2015 is over, long live 2016. When Thursday night roles around, where are you going to be celebrating? Of course it's too late to book a flight now, but for future reference, today's article is going to highlight some good places to celebrate in Asia.
Even though some countries in Asia use a lunar calendar, this is often only used for observing holidays and events like Chinese New Year. Most countries will use the western calendar for day to day life, and will therefore celebrate New Year's Eve on December 31st.
Every country has its own way of celebrating though, so let's take a look at some of them now.
Festivities in Japan start as early as the 29th and last until the 4th, but the 31st is the centrepiece. Tokyo Tower is well known for being at the heart of the activities. You can experience all the usual New Year's celebrations in Tokyo; fireworks, parties, parades, and additionally, bell-ringing throughout the city.
You won't feel like you're missing out should you be in Tokyo, and you'll have a very authentic experience, with a Japanese twist. Incidentally, January 1st is one of only two days per year that the Imperial Palace opens its doors to the public, another reason to spend time in the city for New Year's.
This city-state has a large western population and history to go with it. As such, you won't be surprised to hear that Singapore takes its New Year's celebrations seriously. The marina bay is known for a spectacular fireworks display, and the whole city is alive and kicking during the night.
Many expats never leave Singapore, purely because it feels like a home away from home. How the city rings in the new year is a classic example of this.
Hong Kong is already famous for its bright lights, cityscape, and its evening light shows along the front of Hong Kong Island. This spectacle extends to New Year's Eve, where you can observe some great views from Kowloon. Hong Kong already has a well established nightlife and party-scene, so you can guarantee yourself a good time.
Like Singapore, Hong Kong has a large expat community, and is one of the most international cities in the world.
Once the tallest building in the world, Taipei 101 is the destination of choice for those spending the 31st in Taiwan. What started out as a firework display a decade ago has turned into a full-on concert, with all the most popular singers and bands performing a 30-60 minute set in the build up to midnight. Downtown gets absolutely packed and if you want to get close to the action, you'll need to head to 101 a few hours early.
The firework display itself is unique in that it's launched from a vertical platform (the tower), so the effect is different from cities that might go for a wider display.
The last city on our list, but definitely not the least. The best place to be in Bangkok for New Year's Eve would be the Central World Square, along with hundreds of thousands (you read that right) of others. Watch highlights of celebrations from around the world on big screens, enjoy live concerts, and at midnight, see the city's own firework display.
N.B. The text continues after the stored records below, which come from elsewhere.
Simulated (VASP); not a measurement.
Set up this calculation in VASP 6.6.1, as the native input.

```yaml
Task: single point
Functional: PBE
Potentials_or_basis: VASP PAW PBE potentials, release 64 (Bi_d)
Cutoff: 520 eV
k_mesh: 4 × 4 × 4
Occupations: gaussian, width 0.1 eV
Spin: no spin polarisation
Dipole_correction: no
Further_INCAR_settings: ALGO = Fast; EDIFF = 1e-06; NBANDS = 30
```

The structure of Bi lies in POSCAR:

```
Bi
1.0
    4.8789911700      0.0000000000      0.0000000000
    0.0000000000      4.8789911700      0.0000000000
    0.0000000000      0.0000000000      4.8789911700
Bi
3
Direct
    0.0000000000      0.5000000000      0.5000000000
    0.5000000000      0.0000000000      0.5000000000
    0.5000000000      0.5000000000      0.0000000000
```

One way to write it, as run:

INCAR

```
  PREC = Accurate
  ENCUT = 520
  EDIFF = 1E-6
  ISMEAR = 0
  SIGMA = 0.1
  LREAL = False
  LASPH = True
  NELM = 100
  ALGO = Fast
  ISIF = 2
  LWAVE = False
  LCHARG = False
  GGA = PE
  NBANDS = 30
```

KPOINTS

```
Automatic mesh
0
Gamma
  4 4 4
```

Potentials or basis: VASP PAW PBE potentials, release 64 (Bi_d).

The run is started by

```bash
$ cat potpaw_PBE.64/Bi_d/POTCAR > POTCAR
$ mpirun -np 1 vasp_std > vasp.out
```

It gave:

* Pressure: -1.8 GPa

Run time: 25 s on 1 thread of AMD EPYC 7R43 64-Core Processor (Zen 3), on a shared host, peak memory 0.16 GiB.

As you might expect from a party city, the fun doesn't stop at midnight, with plenty of bars and nightclubs filled with revellers.
No Fireworks, No New Year
The recurring theme for all major cities around the world is to have a countdown, and fireworks at midnight (and rightly so!). Finding out how each city varies from there can be an adventure all by itself. One thing that is true for all cities, not just the five above, is that you can definitely ring in the new year in style and get that same feeling you might get back home.